Well, I’ve been through so many different phases since my teens through to my 20s, 30s and so on up. I feel I was being chased by God. I think at a point I was tired of running. A lot of the songs were written just after I gave up trying to do it on my own and basically turned to God. Obviously He can do a better job of running my life than I can because I’ve made a total mess of it.
So those songs came from my spiritual awakening where I felt I just had to start pouring out my heart. Really it’s the same with all the Place Of Skulls releases. And the cool thing about Pentagram now is that Bobby, myself, Greg and Tim all come from the same place in our own spiritual lives. I think it’s something that God’s looking upon and is basically the positive vibration that’s pushing us forward.
You know, Metal has long been associated with an altogether darker aura so it’s great to have a different perspective to the music…..
Absolutely. I agree with you 100%. I mean we had gone through darker days with Pentagram with the symbolisms and the bleakness and all. We just consider ourselves to be a Hard Rock band now – we play heavy Rock ‘N Roll but it doesn’t have to be in relation with dark images and all that.

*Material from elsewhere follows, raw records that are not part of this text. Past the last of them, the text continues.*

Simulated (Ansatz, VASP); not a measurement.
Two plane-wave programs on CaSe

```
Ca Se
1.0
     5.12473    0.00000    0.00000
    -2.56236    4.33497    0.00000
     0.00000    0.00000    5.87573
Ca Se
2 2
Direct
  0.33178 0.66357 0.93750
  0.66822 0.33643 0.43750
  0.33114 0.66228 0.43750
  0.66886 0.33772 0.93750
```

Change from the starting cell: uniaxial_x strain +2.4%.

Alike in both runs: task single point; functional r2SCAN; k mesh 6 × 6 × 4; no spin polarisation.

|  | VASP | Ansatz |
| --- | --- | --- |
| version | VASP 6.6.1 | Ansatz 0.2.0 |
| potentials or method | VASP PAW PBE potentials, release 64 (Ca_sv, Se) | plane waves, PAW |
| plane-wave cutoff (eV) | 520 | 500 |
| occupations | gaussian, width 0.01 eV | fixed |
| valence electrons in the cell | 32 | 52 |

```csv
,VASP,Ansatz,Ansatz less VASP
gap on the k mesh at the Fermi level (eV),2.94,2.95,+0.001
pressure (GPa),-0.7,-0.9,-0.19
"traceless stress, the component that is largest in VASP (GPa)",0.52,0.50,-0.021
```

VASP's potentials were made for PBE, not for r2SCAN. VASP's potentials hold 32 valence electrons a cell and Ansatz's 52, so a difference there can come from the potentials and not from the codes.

Doom Metal as a genre tends to be associated with pro-Christian lyrics. Maybe this has to do with the introspective nature of the music.
I think it comes from Biblical themes, such as the struggle between good and evil. There’s always going to be something like that involved with Doom Metal. In fact some stories in the Bible can’t get any Doom-ier. But there’s always a bright side…..
…..the possibility of redemption……
Yeah, there’s always redemption that comes – the light at the end of the tunnel, so to speak.
What do you think is the role of religion in the increasingly secular world we live in?
I think if you’re talking about ‘religion’, well religion is a set of works that is put upon someone depending on what denomination you are. You go through a certain emotion, a certain ritual, and that is your religion. And basically you’re doing these things to try to please God. As for the guys in Pentagram and me, we lean towards a non-religious attitude because when you look to follow Jesus and what He taught, well Jesus taught anti-religion. He taught against the Pharisees, who were the religious hierarchy of the time. In His eyes the Pharisees were being hypocrites because they were forcing laws and religion upon people that people couldn’t live by those laws.
So we’re just trying to have the right heart and attitude about the whole thing – simply to do the right thing.
Around the same time you released “Love Through Blood”, you also released your solo album “Late For An Early Grave” (2004). What is the thought behind the title?
It’s sort of a definition of my lifestyle over the years: just living a crazy life as if it was one whole party.
The front artwork has a photo of yourself on a bike….I believe you have a passion for bikes……
Yeah, but you live by the sword, die by the sword. I was getting to the point of being lucky to simply be alive. And that’s where the title came from. Luckily I’m running late!
Do you play the songs of that solo album ‘live’?
Not really. However 3 of those songs became Pentagram songs: ‘Vampyre Love’, ‘Wolf’s Blood’ and ‘Too Late’ became Pentagram songs on “Be Forewarned” . The rest of the songs I’ve never played live. I’m actually working on a new project right now where we are re-recording the title-song ‘Late For An Early Grave’ and ‘Never Surrender’ [both songs having appeared on the “Late For An Early Grave” album].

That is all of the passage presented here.